Question 10
Now let us carry out the following procedure:
- Write down \(L=u-\lambda\left(p_{1}x_{1}+\ldots+p_{n}x_{n}\right)\).
(\(L\) is often called ‘the Lagrangian’ and \(\lambda\) is called ‘a
Lagrange multiplier’)
- For each \(i\in\{1,\ldots,n\}\) compute \(\frac{\partial L}{\partial x_{\text{i\ }}}=0\), i.e. \(\frac{\partial u}{\partial x_{i}}-\lambda p_{i}=0\) (These
equations are called the first order conditions for \(x_{1},\ldots x_{n}\))
- Solve the system of \(n+1\) equations \(\{\frac{\partial u}{\partial x_{1}}-\lambda p_{1}=0,\ldots,\frac{\partial u}{\partial x_{n}}-\lambda p_{n}=0,p_{1}x_{1}+\ldots+p_{n}x_{n}=y\}\) in the \(n+1\) unknowns.
To solve this system, use the following procedure:
- Solve \(\frac{\partial u}{\partial x_{1}}-\lambda p_{1}=0\) for \(x_{1}\), solve \(\frac{\partial u}{\partial x_{2}}-\lambda p_{2}=0\) for \(x_{2}\ldots,\ \text{solve\ }\frac{\partial u}{\partial x_{n}}-\lambda p_{n}=0\text{\ for\ }x_{n}\)
- substitute all the expression obtained in step 3.1 for \(x_{1},\ x_{2},\ldots,x_{n}\) into \(p_{1}x_{1}+\ldots+p_{n}x_{n}=y\).

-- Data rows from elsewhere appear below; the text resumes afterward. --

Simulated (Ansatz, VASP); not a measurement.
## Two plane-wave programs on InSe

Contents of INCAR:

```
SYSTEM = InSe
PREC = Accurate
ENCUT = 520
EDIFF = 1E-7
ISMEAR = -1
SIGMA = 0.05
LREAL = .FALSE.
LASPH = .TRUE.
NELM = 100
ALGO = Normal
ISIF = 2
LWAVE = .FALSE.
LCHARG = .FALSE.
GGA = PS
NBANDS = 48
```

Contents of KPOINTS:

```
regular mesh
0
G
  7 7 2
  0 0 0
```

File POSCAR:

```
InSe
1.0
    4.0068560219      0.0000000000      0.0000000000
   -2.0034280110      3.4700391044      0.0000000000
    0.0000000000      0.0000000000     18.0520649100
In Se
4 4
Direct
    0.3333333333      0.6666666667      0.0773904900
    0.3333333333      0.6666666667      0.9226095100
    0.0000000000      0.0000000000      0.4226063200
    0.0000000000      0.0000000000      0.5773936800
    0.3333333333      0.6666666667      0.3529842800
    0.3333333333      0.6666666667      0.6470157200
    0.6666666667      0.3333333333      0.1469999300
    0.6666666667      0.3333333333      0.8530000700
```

- Then solve for \(\lambda\) the equation obtained in step 3.2
- Substitute the expression obtained for \(\lambda\) in step 3.3 into
the expression obtained for \(x_{1}\) in step 3.1. This gives an
expression for \(x_{1}\) not involving λ. Similarly,
proceed for \(x_{2},\ldots x_{n}\).
Applying this procedure to our problem with \(u\left(x_{1},x_{2}\right)=\log{\left(x_{1}\right)+log(x_{2})}\),
what do we obtain?
True \(x_{1}=\frac{y}{2p_{1}}\)
False \(x_{1}=\frac{y}{p_{1}}\)
False \(x_{1}=\frac{p_{2}}{p_{1}+p_{2}}\frac{y}{p_{1}}\)
Explanation
We follow the steps of the procedure:
- \(L=\log\left(x_{1}\right)+\log\left(x_{2}\right)-\lambda\left(p_{1}x_{1}+p_{2}x_{2}\right)\)
- \(\frac{\partial L}{\partial x_{1}}=0,\frac{\partial L}{\partial x_{2}}=0\) becomes \(\frac{1}{x_{1}}-\lambda p_{1}=0,\ \frac{1}{x_{2}}-\lambda p_{2}=0\)
- We have the following system of \(3\) equations in the 3 unkwowns \((x_{1},\ x_{2},\lambda)\):
\(\begin{equation}\frac{1}{x_{1}}-\lambda p_{1}=0,\ \frac{1}{x_{2}}-\lambda p_{2}=0,p_{1}x_{1}+p_{2}x_{2}=y\nonumber \\ \end{equation}\)
Then one can repeat this procedure for these remaining \(n-1\) equations. In the case of consumer choice problems one usually use the
following faster procedure::
- Solving \(\frac{1}{x_{1}}-\lambda p_{1}\) for \(x_{1}\) gives \(x_{1}=\frac{1}{\lambda p_{1}}\). Similarly, we obtain \(x_{2}=\frac{1}{\lambda p_{2}}\).
- Now substituting this into \(p_{1}x_{1}+p_{2}x_{2}=y\) gives: \(p_{1}\frac{1}{\lambda p_{1}}+p_{2}\frac{1}{\lambda p_{2}}=y\)
- Solving \(p_{1}\frac{1}{\lambda p_{1}}+p_{2}\frac{1}{\lambda p_{2}}=y\) for \(\lambda\) gives: \(\lambda=\frac{2}{y}\)
- Substituting \(\lambda=\frac{2}{y}\) into \(x_{1}=\frac{1}{\lambda p_{1}}\) gives \(x_{1}=\frac{y}{2p_{1}}\)